SWEET AND SOUR PORK 
This is a fairly simple dish to make and tastes much better than the same dish served in Chinese restaurants.

1/4 c. flour
2 tsp. ginger
1 lb. pork boneless shoulder, cut into 1/2 inch cubes
1/4 c. oil
1 (12 oz.) can pineapple chunks
1/4 c. vinegar
1/4 c. soy sauce
1 1/2 tsp. Worcestershire sauce
1/3 c. sugar
1 1/2 tsp. salt
1/4 tsp. pepper
1 green pepper, cut into strips
1 can bean sprouts, drained
1 can water chestnuts, sliced and drained
1 can bamboo shoots, drained
1-2 carrots, sliced
1 onion, chopped
1 tbsp. chili sauce
White rice

1. Mix 2 tablespoons of the flour and ginger. Coat pork with the flour mixture. Heat oil in a large skillet. Fry pork until brown, remove from skillet.
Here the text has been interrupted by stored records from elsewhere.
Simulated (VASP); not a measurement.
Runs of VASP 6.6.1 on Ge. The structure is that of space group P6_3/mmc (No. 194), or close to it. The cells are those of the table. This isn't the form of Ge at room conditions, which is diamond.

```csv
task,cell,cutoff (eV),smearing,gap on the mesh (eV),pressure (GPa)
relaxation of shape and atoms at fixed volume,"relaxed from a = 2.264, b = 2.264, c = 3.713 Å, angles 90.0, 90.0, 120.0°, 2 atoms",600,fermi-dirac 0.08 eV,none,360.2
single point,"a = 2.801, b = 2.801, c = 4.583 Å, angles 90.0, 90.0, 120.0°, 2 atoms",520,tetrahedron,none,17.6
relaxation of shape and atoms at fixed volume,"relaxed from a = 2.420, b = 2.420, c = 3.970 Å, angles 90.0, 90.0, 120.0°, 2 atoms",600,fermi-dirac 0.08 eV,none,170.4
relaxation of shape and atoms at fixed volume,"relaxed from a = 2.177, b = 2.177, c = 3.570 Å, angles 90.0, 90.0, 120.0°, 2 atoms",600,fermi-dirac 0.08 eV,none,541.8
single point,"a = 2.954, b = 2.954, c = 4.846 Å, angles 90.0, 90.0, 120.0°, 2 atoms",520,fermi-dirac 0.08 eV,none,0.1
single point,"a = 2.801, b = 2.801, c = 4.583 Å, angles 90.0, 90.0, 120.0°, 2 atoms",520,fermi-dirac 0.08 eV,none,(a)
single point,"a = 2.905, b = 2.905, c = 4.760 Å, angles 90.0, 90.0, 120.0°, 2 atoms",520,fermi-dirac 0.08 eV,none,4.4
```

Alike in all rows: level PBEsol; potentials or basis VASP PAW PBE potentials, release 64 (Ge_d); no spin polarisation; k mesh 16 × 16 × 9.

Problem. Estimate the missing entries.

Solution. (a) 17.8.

2. Add enough water to pineapple syrup to measure 1 cup. Mix remaining flour and the syrup together. Stir syrup-flour mixture, vinegar, soy sauce and Worcestershire sauce into oil in skillet. Heat to boiling, stirring constantly. Boil 1 minute, reduce heat, stir in sugar, salt, pepper and pork. Cover and simmer under low heat for about 45 minutes until tender.

3. Add pineapple, pepper, carrot, onions and cook uncovered 10 minutes. Stir in chili sauce, bean sprouts, water chestnuts and bamboo shoots and cook 5 minutes longer.

4. Serve over rice. Serves 4-6 people.